16 KiB

Датотека Пермалинк Blame Историја

Code Review -- AFASystems Presence

Date: 2026-03-11 Scope: All 4 services (bridge, server, decoder, location) and every internal package they depend on (~50 Go source files). Excluded: Security (authentication, authorization, TLS hardening) -- per agreement, the system will operate behind a firewall.

Production Readiness Rating: 5.5 / 10

Category	Score	Notes
Architecture & layout	8/10	Clean microservice split, standard Go project layout, good separation of concerns
Error handling	4/10	Multiple swallowed errors, panics instead of errors, `fmt.Println` in production paths
Resource management	4/10	HTTP response bodies leaked, no server timeouts, no request-size limits
Concurrency safety	5/10	Good use of `sync.RWMutex` in most places, but 2 confirmed race conditions
Observability	4/10	Structured logging is mostly in place, but no metrics, no tracing, health reporting has a memory leak
API design	6/10	Consistent response helpers, middleware chain present, but no input validation and mixed route naming
Testing	5/10	Good test structure and SQLite-based controller tests, but test code is stale and e2e is a stub
Operational readiness	5/10	Dockerfiles and compose exist, but no Makefile, no graceful shutdown timeout, `AutoMigrate` in production

Bottom line: The architecture is solid and the code is well-organized. The project needs a focused round of fixes on resource leaks, race conditions, error handling, and observability before it is production ready.
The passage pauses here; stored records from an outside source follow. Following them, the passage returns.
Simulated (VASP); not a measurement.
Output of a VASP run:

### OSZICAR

Critical Issues (Must Fix)

C1. HTTP response bodies are never closed

apiclient/auth.go, apiclient/data.go, and apiclient/utils.go read from res.Body but never call res.Body.Close(). Each leaked body holds an open TCP connection and file descriptor. Under sustained load this will exhaust the process’s file descriptor limit and crash the service.

// apiclient/auth.go -- current
res, err := client.Do(req)
if err != nil { ... }
var j response
json.NewDecoder(res.Body).Decode(&j) // Body never closed

// fix: add defer immediately after the error check
res, err := client.Do(req)
if err != nil { ... }
defer res.Body.Close()

The same pattern applies to every function in data.go (GetTrackers, GetGateways, GetTrackerZones, GetZones, InferPosition) and utils.go (getRequest -- the caller must close, or close inside).

C2. No HTTP server timeouts -- Slowloris vulnerability

internal/app/server/app.go:121-124:

a.Server = &http.Server{
    Addr:    a.Cfg.HTTPAddr,
    Handler: a.RegisterRoutes(),
}

No ReadTimeout, WriteTimeout, or IdleTimeout is set. A single malicious (or slow) client can hold a goroutine and connection indefinitely.

Fix:

a.Server = &http.Server{
    Addr:         a.Cfg.HTTPAddr,
    Handler:      a.RegisterRoutes(),
    ReadTimeout:  15 * time.Second,
    WriteTimeout: 15 * time.Second,
    IdleTimeout:  60 * time.Second,
}

C3. SQL injection in `LocationToBeaconServiceAI`

internal/pkg/service/beacon_service.go:110:

db.Order(fmt.Sprintf("POW(x - %f, 2) + POW(y - %f, 2)", msg.X, msg.Y)).First(&gw)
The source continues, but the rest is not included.